Sql-server – Slow query in production, bad execution plan or bad index

execution-planperformancequery-performancesql serversql-server-2017t-sql

I've just fixed a production performance issue by dropping an index and recreate it.
I suspect dropping the index also dropped executions plans that used it and one of them happen to be bad.

Arguments in favor of bad execution plan :

  • Before dropping the index, I looked up the last update date for the statistics on the given table and they were up to date.
  • My DBA has put in place Hallengren's index and statistic maintenance solution
  • The slow query was a select statement executed from sp_executesql with dates parameters. Executing the same select statement without sp_executesql was fast, but also didn't use the same execution plan.

Arguments against bad execution plan :

  • Before dropping the index, we went real wild and ran the forbidden dbcc freeproccache to clear any bad plan, but this didn't fix or change the performance issue.

Note:

  • The slow query happen to be using a table indexed by date. However,
    there is wide differences in the amount of records for each date. In
    other word, any given date range from few records to more than 100k
    and it is pretty random.

  • The database is running under compatibility level 140 (SQL Server
    2017)

Was the source of the problem a bad plan or a stale index?
If it is a bad plan, then why dbcc freeproccache didn't work in getting rid of it?

Plan before issue was solved

Plan after issue was solved

Edit :

From what I know, this looked very much like a bad plan, but somehow dbcc freeproccache didn't work. So, I'm left in the dark, confused about the whole situation.

Best Answer

Here's a timeline of the events you described, as well as my commentary on what was the likely cause of your bad plan.

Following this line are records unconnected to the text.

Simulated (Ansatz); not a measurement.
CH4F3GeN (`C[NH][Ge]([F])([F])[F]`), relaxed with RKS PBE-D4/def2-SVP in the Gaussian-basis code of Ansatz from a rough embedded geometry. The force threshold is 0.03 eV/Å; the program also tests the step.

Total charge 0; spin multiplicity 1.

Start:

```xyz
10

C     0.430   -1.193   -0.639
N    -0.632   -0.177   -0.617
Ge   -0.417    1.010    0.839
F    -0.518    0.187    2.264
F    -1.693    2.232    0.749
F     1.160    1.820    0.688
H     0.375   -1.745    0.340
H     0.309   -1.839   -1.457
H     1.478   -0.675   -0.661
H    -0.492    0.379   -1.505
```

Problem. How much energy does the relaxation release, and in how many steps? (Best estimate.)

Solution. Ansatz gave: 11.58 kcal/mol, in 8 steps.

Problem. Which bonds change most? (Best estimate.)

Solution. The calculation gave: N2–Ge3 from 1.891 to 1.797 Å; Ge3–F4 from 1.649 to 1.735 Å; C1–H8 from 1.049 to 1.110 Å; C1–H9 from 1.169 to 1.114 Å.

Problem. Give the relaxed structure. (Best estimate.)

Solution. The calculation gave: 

  1. You're alerted of a slow query that was previously fast

Bad times, I empathize!

  1. You go crazy and run "the forbidden dbcc freeproccache" and it doesn't help

Usually, clearing the cache fixes problems like this if the problem is parameter sniffing.

  1. You drop and recreate a nonclustered index that's being used by the bad plan. Now your problem is solved

Another reason for bad plans is bad stats. If the problem is bad stats, then clearing the procedure cache will just result in the same bad execution plan being produced again (based on the bad stats).

Creating an index on a column creates new statistics on that column WITH FULLSCAN:

Compute statistics by scanning all rows in the table or indexed view.

These are usually the best stats, because they include the most comprehensive view of the data.

Statistics can be automatically updated over time, as rows in the table are changed / added / deleted. SQL Server will use different "sampling percents" based on the size of the table. From that same docs page:

For most workloads, a full scan is not required, and default sampling is adequate. However, certain workloads that are sensitive to widely varying data distributions may require an increased sample size, or even a full scan.

It sounds like what happened was:

  • an automatic stats update ran for this index, with a low or otherwise problematic sample rate
  • this triggered the creation of a new execution plan, and that plan was bad
  • you re-created the index, which produces good stats again

You mentioned you're using Ola's index and stats maintenance solution. You may want to add a special case for this table / index to update stats with FULLSCAN, as it sounds like the table's data is skewed enough to warrant that.

If you want to avoid scanning the whole table (I don't know how big it is), you can experiment with different sample percentages (starting at 100, and dropping by 5 or 10 percent until you get the bad plan).


Looking the execution plans you provided (thanks!), you can see evidence for my theory. Here's the index for the bad plan:

<StatisticsInfo Database="[BDM]" Schema="[dbo]" Table="
                [SubTypeInstanceProcessAdvancements]" Statistics="[AsOfDate]" 
                ModificationCount="288" SamplingPercent="23.4265" 
                LastUpdate="2019-08-15T22:00:09.91" />

And here's the good plan:

<StatisticsInfo Database="[BDM]" Schema="[dbo]" Table="
                [SubTypeInstanceProcessAdvancements]" Statistics="[AsOfDate]" 
                ModificationCount="0" SamplingPercent="100" 
                LastUpdate="2019-08-16T13:50:10.43" />

The bad plan has a sample percent of 23.4265, while the good plan had stats sampled at 100% (because of the index recreation).